Summer feels softer, looser. Mornings are pink and evenings frail. A deer wanders in my neighborhood. Flesh and thoughts drift on porch.

The washing machine, my first one bought 3 years ago, took over 3 hours to wash bed sheets a few nights ago. It seemed stuck on rinsing, unable to cycle to tub spinning. I reset the buttons and waited for a happy end. An hour later towards midnight, my washer re-routed to ceaseless rinsing before it stopped with this flashing code on display: “ub." I ignored it in favor of sleep.

The next morning I willed my body to save the soul of the washer. I tapped on more buttons but in swifter, broader gestures as if to regain control. Water refilled the tub but again spinning stalled. More jaded the “ub" signal looked on screen.

I dashed for work to return 12 hours later for an atonement of this wretched machine. I resisted the thought of replacing it. It was my first and only one in the laundry room without a dryer, handpicked then for love and function, hands-off rascal of plastic and metal now.
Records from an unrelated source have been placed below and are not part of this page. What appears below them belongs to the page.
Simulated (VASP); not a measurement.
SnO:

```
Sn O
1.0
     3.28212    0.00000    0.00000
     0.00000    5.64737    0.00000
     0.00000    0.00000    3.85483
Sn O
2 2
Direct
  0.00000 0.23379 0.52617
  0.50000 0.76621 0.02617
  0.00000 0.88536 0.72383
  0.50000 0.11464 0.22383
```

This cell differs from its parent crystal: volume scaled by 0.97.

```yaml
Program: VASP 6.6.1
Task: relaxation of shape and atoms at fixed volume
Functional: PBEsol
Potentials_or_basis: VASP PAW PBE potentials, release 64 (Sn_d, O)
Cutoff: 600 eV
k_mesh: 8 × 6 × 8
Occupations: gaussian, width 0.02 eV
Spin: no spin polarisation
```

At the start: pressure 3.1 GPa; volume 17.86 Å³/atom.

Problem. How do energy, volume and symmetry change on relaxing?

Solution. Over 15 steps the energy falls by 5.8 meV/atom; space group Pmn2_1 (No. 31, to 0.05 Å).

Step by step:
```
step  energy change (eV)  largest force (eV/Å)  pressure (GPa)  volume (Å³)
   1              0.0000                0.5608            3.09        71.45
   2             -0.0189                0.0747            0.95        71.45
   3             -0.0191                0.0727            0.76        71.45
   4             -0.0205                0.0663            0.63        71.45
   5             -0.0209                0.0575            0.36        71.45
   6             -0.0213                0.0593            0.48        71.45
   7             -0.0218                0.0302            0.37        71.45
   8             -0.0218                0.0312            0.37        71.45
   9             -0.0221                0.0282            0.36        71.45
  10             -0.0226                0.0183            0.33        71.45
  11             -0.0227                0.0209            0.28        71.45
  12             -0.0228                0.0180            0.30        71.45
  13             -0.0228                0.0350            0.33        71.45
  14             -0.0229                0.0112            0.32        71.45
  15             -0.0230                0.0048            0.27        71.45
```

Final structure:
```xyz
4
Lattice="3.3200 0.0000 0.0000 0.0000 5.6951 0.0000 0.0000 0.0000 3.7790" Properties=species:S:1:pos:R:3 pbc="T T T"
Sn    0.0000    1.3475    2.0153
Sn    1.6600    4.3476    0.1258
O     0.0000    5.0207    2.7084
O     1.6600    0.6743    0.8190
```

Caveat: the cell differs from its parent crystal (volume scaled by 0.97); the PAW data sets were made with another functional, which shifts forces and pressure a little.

After two nights of bodily efforts to save it, I relented and reached for the instructional guide. A page on troubleshooting demystified “ub”: unbalanced load. To resolve, manually redistribute items for even loading in the washing tub. Saving grace comes to hands open to receiving help and flesh morphing the soul to re-balance.

Rowan Williams piques the intrigue of bodies saving souls by his casting this truth in his book, "Open to Judgement”:

     “The opposite of flesh is not spirit, but stone:
       ‘A rock can feel no pain,
        And an island never cries’.”

Loose and languid is summer. Nights are sore, dawn brittle, stones rolling, flesh rumbling.